26 Oct 2023 3 minute read
Raw sewage. Effluent discharge pipe.

An MS has told Welsh Water to “clean up its act” after it was found to have been illegally spilling untreated sewage in north Wales.

Llyr Gruffydd, who represents the region in the Senedd, took aim at the embattled water firm, following its admission that a number of its wastewater treatment plants have been operating in breach of their permits for years.

A report, which was shared with the BBC by mathematician and former University College London Professor Peter Hammond, of the campaign group Windrush Against Sewage Pollution, analysed the performance of 11 sewage treatment works in Wales from 2018 to 2023.

Of these treatment works, Prof Hammond found that 10 had been releasing untreated sewage in breach of their permits.

Four of the sites where these spillages have been happening are in north Wales.

The report found that there were 374 breaches Abererch, while there were 14 breaches in Caernarfon, which resulted in 65 million litres being spilled.
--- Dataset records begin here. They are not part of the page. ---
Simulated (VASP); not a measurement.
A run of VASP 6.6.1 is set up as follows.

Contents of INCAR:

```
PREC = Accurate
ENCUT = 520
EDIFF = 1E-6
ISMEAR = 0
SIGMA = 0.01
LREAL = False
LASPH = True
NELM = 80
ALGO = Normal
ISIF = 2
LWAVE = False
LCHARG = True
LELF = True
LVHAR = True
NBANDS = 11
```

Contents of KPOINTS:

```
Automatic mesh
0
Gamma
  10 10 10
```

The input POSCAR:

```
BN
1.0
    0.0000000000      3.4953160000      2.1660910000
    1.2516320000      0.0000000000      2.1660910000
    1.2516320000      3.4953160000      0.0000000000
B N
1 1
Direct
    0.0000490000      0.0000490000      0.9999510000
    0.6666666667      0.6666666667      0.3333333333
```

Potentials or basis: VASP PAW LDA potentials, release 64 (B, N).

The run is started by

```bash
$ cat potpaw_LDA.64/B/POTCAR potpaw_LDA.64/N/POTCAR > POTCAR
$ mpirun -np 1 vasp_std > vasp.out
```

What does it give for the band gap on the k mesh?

In Llanrwst there 82 breaches which resulted 168 million litres being spilled, while in Ruthin there 106 which accounted for 182 million litres in spillages.

While a plant is permitted to discharge untreated sewage under certain conditions in order to ensure it does not become overwhelmed during heavy rain, it isn’t allowed to release any before it reaches the overflow level stipulated on its permit.


Llyr Gruffydd MS said: “Residents across north Wales will understandably be hugely concerned about the news that Welsh Water has been illegally spilling sewage in our waterways for years.

“This isn’t just a few isolated incidents. These spillages have been happening for a number of years.

“It’s clearly time for Welsh Water to clean up its act. While the company has said it is working to resolve these issues we need to make sure that it upholds its legal obligations.

“Natural Resources Wales has a responsibility to firmly enforce the regulations that are in place.

“The recommendations that have been made in the report should be seriously considered.

“There is a strong case for the system being far more transparent, as well as better data collecting and monitoring and these are issues that I have previously championed in the Senedd.”

The worst offender of the lot is the Cardigan plant in west Wales. It illegally spilled untreated sewage for a total of 1,146 days from the beginning of 2018 to the end of May 2023.

According to the BBC reported regulator Natural Resources Wales (NRW) has been aware of the issues at the Cardigan plant for eight years. Though it has issued enforcement notices it has not issued any fines.

The report stated that there was 2,274 days with permit breaches involving discharges of untreated sewage in Wales from 2018 to 2023.

Of these, 96.6% were “early” when the sewage works was not at capacity and 3.4% were in “dry” weather.

The sites that were exposed to untreated sewage pollution included 11 rivers and river catchments exposed in total for over 100,000 hours, two Special Areas of Conservation and three Sites of Special Scientific Interest.

It also included commercial mussel and cockle beds important spawning grounds for salmon, sea trout, and lamprey, brown trout, and one of only two UK sites with resident bottlenose dolphins.